However, it is interesting to reflect on what the judgment actually said and what it really means for the Duchess’ claim and whether The Mail on Sunday still have a fight on their hands.
By way of background, the Duchess’ claim relates to five articles published by The Mail on Sunday and MailOnline on 10 February 2019.
The articles reported on a letter sent by the Duchess to her father, Mr Markle, in August 2018. The Mail on Sunday published extracts of Megan’s letter, which supposedly details “the true tragedy of Megan’s rift with her father she says has 'broken her heart into a million pieces”.”
The Mail on Sunday’s application
The court hearing on 1 May 2020 related to a “strike out” application brought by the defendant.

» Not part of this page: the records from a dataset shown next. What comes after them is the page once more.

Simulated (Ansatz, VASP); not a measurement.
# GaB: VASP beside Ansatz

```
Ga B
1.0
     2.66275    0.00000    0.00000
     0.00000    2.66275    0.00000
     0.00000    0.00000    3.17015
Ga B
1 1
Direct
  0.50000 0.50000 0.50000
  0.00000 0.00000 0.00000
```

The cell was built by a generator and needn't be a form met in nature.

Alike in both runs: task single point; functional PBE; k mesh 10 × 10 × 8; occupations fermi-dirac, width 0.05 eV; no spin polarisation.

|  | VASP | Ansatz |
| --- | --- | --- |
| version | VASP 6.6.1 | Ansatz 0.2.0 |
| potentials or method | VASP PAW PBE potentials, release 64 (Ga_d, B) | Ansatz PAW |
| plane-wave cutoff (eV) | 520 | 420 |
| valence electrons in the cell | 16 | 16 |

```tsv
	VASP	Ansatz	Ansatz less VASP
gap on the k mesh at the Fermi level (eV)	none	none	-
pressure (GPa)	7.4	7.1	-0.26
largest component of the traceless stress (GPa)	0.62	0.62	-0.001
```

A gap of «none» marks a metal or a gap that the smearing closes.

The Mail on Sunday asked the Court to order that Megan could not proceed with some of her complaints as set out in her claim papers, for a variety of reasons. In a nutshell, this was a procedural application which sought to narrow some of the legal arguments in the case.
The Mail on Sunday said that the following allegations in the Duchesss’ legal claim should be struck out:
- The publisher “acted dishonestly, and in bad faith” by omitting to publish certain aspects of the letter;”
- The publisher “stirred up conflict between the claimant and her father” and;
- The publisher had an “obvious agenda of publishing intrusive or offensive stories about her,” examples of which were given.
The Mail argued that the allegations were irrelevant in law, inadequate in substance, and disproportionate in terms of litigation. The Mail said that permitting these complaints to remain in the pleaded case would incorrectly increase costs. They said that the allegations should be removed from the pleaded claim.
The Court’s Decision
Mr Justice Warby found that all three aspects of the claim which had been flagged should be struck out. Mr Justice Warby is a specialist media judge.
The Court can strike out parts of a claimant’s statement of case which it considers disclose no reasonable grounds for bringing or defending a claim, represent an abuse of the court’s process or is likely to obstruct the just disposal of proceedings, or otherwise fail to comply with the relevant litigation rules.
The Judge struck out some of the wording in the Particulars of Claim, and two further passages contained in the Reply, as requested by the Mail.
Importantly, the Judge’s Judgment focusses on the importance of “proportionality” “so as to confine the case to what is reasonably necessary and proportionate for the purpose of doing justice between these parties.”
Mr Justice Warby stated that he did not consider that “the allegations struck out on that basis go to the “heart” of the case, which at its core concerns the publication of five articles.”
He also suggested that those elements struck out could be revived at a later stage in proceedings, if they were put to the court with proper reference to their legal basis. The Judge has effectively alluded to the possibility of the Duchess going away, amending her claim and coming back to Court seeking permission to amend her claim documentation (which could also be achieved by agreement with the Mail). The Duchess’ legal team will obviously consider the Judge’s ruling and decide whether or not to amend her formal pleadings.
What does this mean for the Duchess’ claim?
Undoubtedly, the judgment is a disappointment for Meghan and her legal team. The Duchess has had parts of her claim struck out.
However, Mr Justice Warby himself notes that the elements struck out did not go to the core of the claim. Mr Justice Warby’s decision has effectively narrowed the focus of the legal arguments to come.
The Mail’s application was not unusual in litigation terms and the Court’s decision simply applies existing litigation rules. Of course, in the context of the Duchess’ ongoing battles with the Media, and the Mail in particular, the decision is interesting because it provides an insight into the dispute and the shape of things to come in the case.
The Judgment suggests that the Duchess’ legal team may have excessively embellished her claim, perhaps fuelled by Meghan’s personal feelings towards the British media. Nevertheless, the core legal complaints based in misuse of private information, copyright and breach of Meghan’s data protection rights remain very much live.
Both parties will now be taking stock and gearing up for the next stage of the claim.
In the absence of settlement, the claim will rumble on towards a trial. JMW will be providing legal updates and analysis in relation to the claim as it continues to publicly unravel.